Gilbert N. Kahn is a professor of Political Science at Kean University.

From the immediate period after the Shoa until the establishment of the State of Israel and after, rabbis, politicians, and Jewish communal leaders have debated when and how to memorialize the Nazi slaughter of six million Jews of Europe. 

Various dates were suggested and adopted by different constituencies. Nisan 27 (the Hebrew date of the final liquidation of the Warsaw Ghetto by the Nazis in 1943) was adopted in 1951 by the Knesset and became Yom HaShoa throughout the Jewish world. The United Nations observes International Holocaust Remembrance Day on Jan. 27, the day on which Auschwitz was liberated. Some Orthodox communities remember Shoa victims on Tisha B’Av — when the destruction of the Temples in Jerusalem and other historical tragedies are mourned — and on the tenth day of the winter month of Tevet, a minor Fast Day. 

None of these choices addresses the reality that memory of the Shoa is fading into history. Survivors are dying off, and even the children of survivors are aging. As a result, the Jewish community must make some hard decisions which it avoided previously. Like Veterans Day and Memorial Day on the general calendar, Holocaust memory will soon be given very little attention not only by the general population but by most Jews as well. 

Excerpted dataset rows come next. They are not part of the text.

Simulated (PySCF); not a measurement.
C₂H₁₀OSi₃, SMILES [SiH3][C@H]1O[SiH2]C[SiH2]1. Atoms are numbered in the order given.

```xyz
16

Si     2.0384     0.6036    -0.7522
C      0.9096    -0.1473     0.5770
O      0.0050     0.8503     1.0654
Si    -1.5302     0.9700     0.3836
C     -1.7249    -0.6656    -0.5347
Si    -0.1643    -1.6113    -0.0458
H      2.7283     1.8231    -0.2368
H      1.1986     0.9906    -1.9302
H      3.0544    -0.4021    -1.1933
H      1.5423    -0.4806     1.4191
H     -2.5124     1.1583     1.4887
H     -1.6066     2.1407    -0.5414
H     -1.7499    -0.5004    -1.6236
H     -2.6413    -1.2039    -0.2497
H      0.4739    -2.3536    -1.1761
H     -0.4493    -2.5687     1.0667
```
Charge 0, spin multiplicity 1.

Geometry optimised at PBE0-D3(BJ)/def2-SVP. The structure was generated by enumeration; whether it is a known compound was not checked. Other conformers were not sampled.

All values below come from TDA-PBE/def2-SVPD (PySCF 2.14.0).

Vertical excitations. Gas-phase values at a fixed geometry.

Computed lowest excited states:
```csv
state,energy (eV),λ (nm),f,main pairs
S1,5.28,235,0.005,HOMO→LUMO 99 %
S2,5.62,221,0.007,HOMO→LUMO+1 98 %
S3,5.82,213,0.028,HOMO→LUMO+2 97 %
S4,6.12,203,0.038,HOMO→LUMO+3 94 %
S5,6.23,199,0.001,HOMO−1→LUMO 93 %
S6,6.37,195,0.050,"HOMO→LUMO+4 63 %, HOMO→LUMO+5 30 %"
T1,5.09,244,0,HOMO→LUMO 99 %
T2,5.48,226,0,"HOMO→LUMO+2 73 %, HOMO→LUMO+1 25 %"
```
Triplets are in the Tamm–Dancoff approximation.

Even in Israel, there is a growing sense that Yom HaShoa is acknowledged with only transitory recognition of the enormous tragedy that befell the Jewish people. A state ceremony is held at night, the nation comes to a standstill for two minutes of silence in the middle of the morning, and the radio stations play more subdued music. Nevertheless, a survey earlier this year by the Center of Organizations of Holocaust Survivors found that over 80 percent of Israelis think the Holocaust will one day fade from memory and become “just another event.” 

In the United States, the White House and Congress, among many other public institutions, continue to go through the formal motions of ceremonies commemorating the Shoa, which are usually attended by survivors, school children, and older community members, and largely ignored by the mass of American Jews. 

Other realities are affecting Holocaust memory. University curricula, journalists, and scholars have begun to universalize the Holocaust. As the renowned Israeli Holocaust scholar Yehuda Bauer had predicted, the Holocaust has become just another form of genocide without any sense of its intrinsic uniqueness. 

Similarly, university students are considering human rights abuses in Nigeria by the Boko Haram, the genocide in Biafra, and the roundup of Jews for the death camps in Europe in the same courses. The Turkish slaughter of the Armenians beginning in 1915 — like massacres in Biafra in 1967, Cambodia in 1975, Burundi and Rwanda in 1994, and Darfur in 2003 — as well as countless other examples of genocide do not resemble the unique phenomenon that was the Holocaust. Unlike other examples of genocide, the Holocaust was a set of governmental decisions by the Nazis to destroy a race not only within their country or their borders, but anywhere they lived or were found. 

Finally, there never developed a groundswell of support from religious authorities to create a definitive prayer, service, or ritual to commemorate the memory of the six million. The lighting of yellow memorial candles in the home never caught on. Attaching the Holocaust to Tisha B’Av turns a unique event in Jewish, and world, history into an afterthought. (There is not even a universally accepted kina (dirge) which is recited in all synagogues.)

Historically, Jewish communities in Europe instituted Fast Days and remembrances on days of historic tragedy. These days or events during the middle ages were memorialized religiously although they affected far smaller numbers. They were also eventually memorialized in some of the poetic elegies (kinot) recited on Tisha B’Av (which begins this Saturday evening at sundown). This did not mean that small towns and cities did not remember them separately during the year, for generations after they had occurred. 

Given the scope of this tragedy and the nature of memory — as well as human beings’ innate desire not to remember sad events — it is likely that in a few generations there will be very few people who will still remember the Holocaust. It will only remain on the calendar and in the minds of individuals and communities if the rabbis and Jewish leaders of today take it upon themselves to innovate where their counterparts, in the more immediate aftermath of the Holocaust, were much too conservative and passive to act. They need to take it upon themselves to do what Jewish leaders did throughout history. They need to institute and agree upon a multi-denominational form of observance to remember the Holocaust, such as a Fast Day, a Seder, a meaningful ritual — such as reading the names of the victims, one by one — or some other innovative format to mark Yom HaShoa. If they do not do so, our grandchildren will not remember the Holocaust, and our grandparents will never forgive us.